In the 1940s, the Overtown neighborhood of Miami was home to a thriving African-American community. Black entrepreneurs owned hotels, bars, restaurants, and the Lyric Theater, where white and black fans of jazz would congregate to watch artists such as Billie Holiday and Ella Fitzgerald. It was such a popular nightlife destination, people called it “Little Broadway.”
For me, growing up in Miami in the 1990s, Overtown was just another interstate exit that my family and I drove past on our way out of town. I imagined the city to be limited to the suburbs we lived in and the South Beach clubs and beaches that tourists came to visit. But after spending the last six years in my parents’ native Mexico, I’ve grown increasingly curious to learn more about my hometown.
I was drawn to Overtown because its residents played such a vital role in building Miami and the neighborhood was once a musical mecca despite enduring systemic racism.
Overtown was first settled by blacks from the Caribbean and other Southern states in the 1890s who were recruited to help build the Florida East Coast Railroad.

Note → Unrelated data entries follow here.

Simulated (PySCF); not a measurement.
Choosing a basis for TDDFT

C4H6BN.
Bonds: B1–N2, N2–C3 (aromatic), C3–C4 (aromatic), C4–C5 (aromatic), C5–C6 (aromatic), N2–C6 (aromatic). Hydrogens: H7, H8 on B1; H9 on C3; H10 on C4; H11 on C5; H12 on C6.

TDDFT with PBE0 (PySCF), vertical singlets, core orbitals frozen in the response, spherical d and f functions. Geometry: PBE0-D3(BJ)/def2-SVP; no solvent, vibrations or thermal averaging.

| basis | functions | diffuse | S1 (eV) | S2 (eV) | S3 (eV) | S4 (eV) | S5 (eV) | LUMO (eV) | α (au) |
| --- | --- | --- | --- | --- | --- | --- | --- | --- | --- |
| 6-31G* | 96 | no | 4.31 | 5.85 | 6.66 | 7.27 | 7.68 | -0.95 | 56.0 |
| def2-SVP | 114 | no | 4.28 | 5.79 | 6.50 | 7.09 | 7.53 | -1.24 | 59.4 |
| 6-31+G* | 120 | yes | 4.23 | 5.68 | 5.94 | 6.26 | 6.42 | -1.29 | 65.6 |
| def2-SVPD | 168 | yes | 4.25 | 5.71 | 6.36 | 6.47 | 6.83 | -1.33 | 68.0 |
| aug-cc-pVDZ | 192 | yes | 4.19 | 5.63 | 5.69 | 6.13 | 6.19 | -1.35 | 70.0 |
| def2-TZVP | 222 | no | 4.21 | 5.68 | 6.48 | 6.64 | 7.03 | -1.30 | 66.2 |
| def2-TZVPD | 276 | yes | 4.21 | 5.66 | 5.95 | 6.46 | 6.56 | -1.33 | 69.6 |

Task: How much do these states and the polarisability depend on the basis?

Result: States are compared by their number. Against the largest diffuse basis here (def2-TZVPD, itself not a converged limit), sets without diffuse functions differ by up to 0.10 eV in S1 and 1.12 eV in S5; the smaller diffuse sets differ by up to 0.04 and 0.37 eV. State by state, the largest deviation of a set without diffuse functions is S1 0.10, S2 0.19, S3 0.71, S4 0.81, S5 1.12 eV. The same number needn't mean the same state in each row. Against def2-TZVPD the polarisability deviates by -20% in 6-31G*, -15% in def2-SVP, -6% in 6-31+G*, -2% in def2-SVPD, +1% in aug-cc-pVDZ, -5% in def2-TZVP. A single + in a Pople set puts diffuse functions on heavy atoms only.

The neighborhood flourished until the 1960s, when two new highways—I-95 and I-395—went up in the middle of it. Some 75 percent of the neighborhood’s residents were displaced, according to local researchers. Today almost half the neighborhood’s residents live below the federal poverty line.
Now another transformation is taking hold. Developers have purchased properties in the neighborhood, with several projects in the pipeline. While their investors promise positive changes to the neighborhood, many locals fear the neighborhood’s rich history will be forgotten.